Globally diversified infrastructure business Brookfield Infrastructure Partners L.P. (TSX:BIP.UN)(NYSE:BIP) reported some credible second quarter 2018 results despite missing on revenue. There is every sign that the partnership will continue to fire on all cylinders for the foreseeable future regardless of emerging risks to global economic growth notably from Trump’s trade policies.
Now what?
While Brookfield Infrastructure missed on revenue for its second quarter 2018, the company still announced some solid results including net earnings of US$125 million, which was an impressive 25 times greater than the US$5 million reported a year earlier. Because of the revenue miss, funds flow from operations for the quarter remained flat compared to a year earlier to be US$294 million. This can be attributed to asset divestments, notably the sale of Brookfield Infrastructure’s Chilean electricity transmission business, which caused revenue and cash flow from its utility segment to decrease by 17%.
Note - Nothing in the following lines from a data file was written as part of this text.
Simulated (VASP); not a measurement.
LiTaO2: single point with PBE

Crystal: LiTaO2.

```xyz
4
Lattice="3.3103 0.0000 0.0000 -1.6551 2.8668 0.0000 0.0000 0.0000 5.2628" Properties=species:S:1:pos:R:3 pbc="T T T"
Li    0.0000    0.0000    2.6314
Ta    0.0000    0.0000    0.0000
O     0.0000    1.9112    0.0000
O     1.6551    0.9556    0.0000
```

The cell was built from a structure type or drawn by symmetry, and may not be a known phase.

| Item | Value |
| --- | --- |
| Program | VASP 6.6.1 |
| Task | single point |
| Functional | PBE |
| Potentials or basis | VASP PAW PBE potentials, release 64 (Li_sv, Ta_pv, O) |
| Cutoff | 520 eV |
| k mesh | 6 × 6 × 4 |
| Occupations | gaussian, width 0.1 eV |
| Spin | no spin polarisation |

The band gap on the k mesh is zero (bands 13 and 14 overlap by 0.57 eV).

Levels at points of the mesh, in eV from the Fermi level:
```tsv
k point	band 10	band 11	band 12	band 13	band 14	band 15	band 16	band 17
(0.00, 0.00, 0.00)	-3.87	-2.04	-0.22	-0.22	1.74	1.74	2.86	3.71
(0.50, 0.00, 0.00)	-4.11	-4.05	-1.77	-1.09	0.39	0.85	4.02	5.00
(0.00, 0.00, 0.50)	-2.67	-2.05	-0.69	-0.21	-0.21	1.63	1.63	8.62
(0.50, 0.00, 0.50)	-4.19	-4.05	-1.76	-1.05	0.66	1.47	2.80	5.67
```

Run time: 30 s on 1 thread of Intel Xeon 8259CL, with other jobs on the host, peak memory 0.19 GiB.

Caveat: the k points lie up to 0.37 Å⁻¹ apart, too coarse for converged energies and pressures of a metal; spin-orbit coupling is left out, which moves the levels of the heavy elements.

Nonetheless, Brookfield Infrastructure’s energy operations compensated for this shortfall, reporting a 56% year over year increase in funds flow because of a substantial uptick in transportation volumes for its North American gas transmission business. The solid increase in earnings can be attributed to a range of factors, the key being organic growth initiatives as well as investments made by the partnership in a series of acquisitions made over the previous 12 months.
It is Brookfield Infrastructure’s long history of recycling capital and making opportunistic as well as accretive acquisitions that will boost long-term earnings. The business remains focused on deploying capital through a range of deals aimed at expanding and diversifying its portfolio.
Since the start of 2018, Brookfield Infrastructure has entered into three key deals, which will give earnings a solid boost. There was the US$1.1 billion purchase of data centres from AT&T Inc., thereby giving Brookfield Infrastructure considerable exposure to what is considered to be one of the most rapidly growing segments in the infrastructure industry. The deal adds 31 data centers across five continents, 11 countries and 26 markets to the partnership’s portfolio, and those assets generate around 85% of their revenue in the U.S.
Brookfield Infrastructure also acquired Enbridge Inc.’s Western Canadian Midstream business for US$1.8 billion. The deal saw Brookfield Infrastructure and its partners acquire 19 natural gas processing facilities and 3,550 kilometers of pipelines. The business forms an important link between one of Canada’s fastest growing natural gas basins, the Montney Shale, and crucial natural gas markets. It bolsters Brookfield Infrastructure’s exposure to booming demand for natural gas and will give its earnings a healthy lift.
The latest is the US$3.3 billion purchase of Enercare Inc., a leading North American commercial and home energy infrastructure provider. The acquisition adds 1.6 million energy infrastructure customers and a sub-metering business with 270,000 contracted services to Brookfield Infrastructure’s portfolio.
These purchases, along with higher energy prices and booming natural gas production, will give earnings a solid boost over the remainder of 2018.
So what?
Brookfield Infrastructure is poised to grow at a solid clip over the remainder of 2018 and into 2019. While the looming trade war and Trump’s erratic policies pose some risks to its business and growth prospects, they are not particularly severe. By virtue of its wide economic moat, the lack of competition and the global shortage of critical infrastructure demand for Brookfield Infrastructure’s assets will remain strong regardless of the state of the economy.
In addition to those defensive attributes, the majority of Brookfield Infrastructure’s earnings are contractually locked in, making them highly dependable even if a global economic downturn were to occur. While investors wait for the partnership’s stock to appreciate, they will be rewarded by its regular sustainable dividend yielding just over 3%. For these reasons, Brookfield Infrastructure should be a core holding in every portfolio.